Day 3

Sunday 13th May - Strachur to Glen Fyne (NN227159)

View from ridge
View from the ridge            photo © Jean Turner

Despite a mild, overcast morning there were blessedly few midges, and as the cloud lifted, the views along this little ridge-walk were amazing. The terrain is peaty, and boggy in places, but alive with red grouse and other birds, and tiny bog-plants; and even in mist navigation is easy as there is a fence, and even bits of path (unless the sheep are regular ridge-baggers too), all the way to the final bealach. There, however, the peatbog becomes more trying and the fence exits stage left; only the last few metres below the summit of Cruach na Capull (the northern one of two hills of that name in the area) were nice springy dry turf and heather. There was also a single, large, gleaming-white marble-like boulder near the summit, unlike any other rock in the area. After racing the oncoming rainclouds to the top, I photographed Inveraray still basking in sun, then the terrain deteriorated again for the rainy cross-country descent: long, slippery grasses shrouding my boots, and concealing tussocks and deep ankle-snapping holes. It took me an hour to reach the road just below, opposite the mapped track to Ardno, which had been visible from the hill.

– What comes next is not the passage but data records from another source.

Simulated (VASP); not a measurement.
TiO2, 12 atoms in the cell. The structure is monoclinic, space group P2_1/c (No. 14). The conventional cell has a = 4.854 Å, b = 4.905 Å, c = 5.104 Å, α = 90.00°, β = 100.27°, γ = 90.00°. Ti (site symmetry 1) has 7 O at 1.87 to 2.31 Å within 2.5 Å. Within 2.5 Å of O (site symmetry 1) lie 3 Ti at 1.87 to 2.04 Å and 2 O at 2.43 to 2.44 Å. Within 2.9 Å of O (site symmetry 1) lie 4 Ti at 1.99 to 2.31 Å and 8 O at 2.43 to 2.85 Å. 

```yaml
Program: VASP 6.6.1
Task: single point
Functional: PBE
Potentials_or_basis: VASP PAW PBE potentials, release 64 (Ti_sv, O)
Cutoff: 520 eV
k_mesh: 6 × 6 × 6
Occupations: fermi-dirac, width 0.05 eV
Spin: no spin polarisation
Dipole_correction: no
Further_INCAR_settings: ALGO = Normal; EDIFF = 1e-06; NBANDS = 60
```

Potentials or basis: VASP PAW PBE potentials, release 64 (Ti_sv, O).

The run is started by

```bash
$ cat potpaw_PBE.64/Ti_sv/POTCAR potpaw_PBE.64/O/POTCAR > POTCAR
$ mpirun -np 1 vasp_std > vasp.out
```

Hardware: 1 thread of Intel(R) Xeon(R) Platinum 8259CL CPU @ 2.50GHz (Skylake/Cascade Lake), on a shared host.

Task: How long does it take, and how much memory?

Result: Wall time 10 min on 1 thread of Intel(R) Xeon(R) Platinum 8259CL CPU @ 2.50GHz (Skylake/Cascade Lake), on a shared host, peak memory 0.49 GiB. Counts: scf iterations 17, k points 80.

It seemed reasonable to check with a lady outside the first dwelling that the small road marked by OS on the coast did in fact go through to Ardkinglas and Cairndow. She kindly invited me indoors to enjoy much tea, much chat, and my first call to Challenge Control. She even sampled my "Challenge-special" oatcakes and requested the recipe! Her husband came home: they moved here five years ago after he had been for many years a gamekeeper in Gloucestershire, and they still love it.

The coast track was lush and lovely, with bluebells and hawthorn blossom, and the tangy smell of seaweed. Ardkinglas House appears ancient but was built only about a century ago, and its Pinetum contains, in addition to more types of conifer than I could identify, a brilliant array of rhododendron and azalea, all blooming spectacularly in May, with a yellow variety adding the bonus of sweet and powerful scent. The estate road emerges on to a small road by the picturesque Old Kirk at Kilmorich, then in Caindow there is the attractive Stagecoach Inn, where I ascertained (for future reference) that B&B costs £30-£45, and meals are served all day.

Flowers at Pinetum
The Pinetum
photo © Jean Turner
Kilmorich Church
Kilmorich Church
photo © Jean Turner

Sadly, I needed to push on a bit farther to maintain my schedule, and I continued up past the brewery into Glen Fyne, where some local children were having a wonderful time on a rope-swing, finally halting by the river just before the road (now tarmac up to the reservoir) swept uphill. Having seen no other Challengers since Ardrishaig, I was delighted when three hove into view: David with friends Richard and Monica planned to continue, camping nearer the reservoir, and since they aimed to depart by 7 a.m., I admitted regretfully that I probably would next meet them in Montrose.